My 40-day blogging adventure continues today with help from my extremely intelligent and handsome husband Don. More from him later. Read on.

Today I’m going to try to stop. I’m going to stop chasing after something fleeting and start going after the eternal. Today I’m going to give up my pursuit of happiness….again.

Almost any American elementary child can tell you where the phrase “the pursuit of Happiness” was first introduced to us. It’s a phrase in the United States Declaration of Independence and is one of three examples of “unalienable rights” which the document says has been God-given to all humans, and which governments were created to protect.

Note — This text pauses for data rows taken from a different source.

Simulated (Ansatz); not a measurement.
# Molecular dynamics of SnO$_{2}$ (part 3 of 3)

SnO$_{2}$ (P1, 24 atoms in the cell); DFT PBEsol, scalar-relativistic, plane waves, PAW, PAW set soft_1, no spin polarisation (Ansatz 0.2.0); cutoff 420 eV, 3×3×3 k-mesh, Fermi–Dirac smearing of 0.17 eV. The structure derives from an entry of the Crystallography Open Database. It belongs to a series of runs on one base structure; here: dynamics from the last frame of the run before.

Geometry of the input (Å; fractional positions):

Rabbit Trail Alert! Made me think a bit about what constitutes “happiness.” What makes me happy may not do a thing for you. And I know there are certain people out there who pursue their own brand of happiness in the form of physical and emotional abuse, and worse. Did God give us this right to pursue happiness? This blog could go on forever debating that question…so I’ll just let you ponder it on your own.

Back to stopping my own pursuit of happiness.

My happiness changes with the wind, or my mood, or my circumstances, or my financial situation, or my comfort level, or the weather, or my expectations. I’ve decided I spend way too much energy pursuing such a fleeting and capricious emotion. Happy is a catchy song (Thank you Pharrell Williams) but it isn’t so easy to catch in real life.

Here’s where my husband’s wisdom and insight come in. He writes a weekly Bible study and is currently working through the book of Hosea. Don prefaces the following remarks with an introduction to Hosea 9:1-9, saying the prophet Hosea, under the direction of the Holy Spirit provides a list of four things which the nation of Israel will lose because of their sin.

“The first thing lost due to their sinfulness was “joy.” Joy is more than emotion. Joy is the presence of God in our lives. Joy is something that comes from God, not from something external in our life. Joy and happiness are often mistaken for one another but it’s just not so. Joy is something deep down inside which is not controlled by circumstances as happiness is. I can be made happy by circumstances or by something someone else does. But Joy is something which transcends circumstances or the behavior of others.

God is more than our “source” of joy. God is our joy. As we walk with Him, no matter the circumstances we will have joy. The closer we get to Him, the more joy we will know.

Joy is something the world cannot give us nor can the world take it away.” Don McGarvey – Thursday Night Bible Study, study of Hosea. If this piques your interest, check out Don’s Bible Study on Facebook.

And how about pursuing the fruit of the Spirit which, in addition to joy, include love, peace, patience, kindness, goodness, faithfulness, gentleness and self-control?

Or how about just pursuing Jesus and everything else…everything of little to no importance falls away.

“It’s who you are and the way you live that count before God. Your worship must engage your spirit in the pursuit of truth. That’s the kind of people the Father is out looking for: those who are simply and honestly themselves before him in their worship. God is sheer being itself—Spirit. Those who worship him must do it out of their very being, their spirits, their true selves, in adoration.” (John 4:23-24 – MSG)

Jesus is really all I need to pursue. Because…and this is the cool part…He’s pursuing me!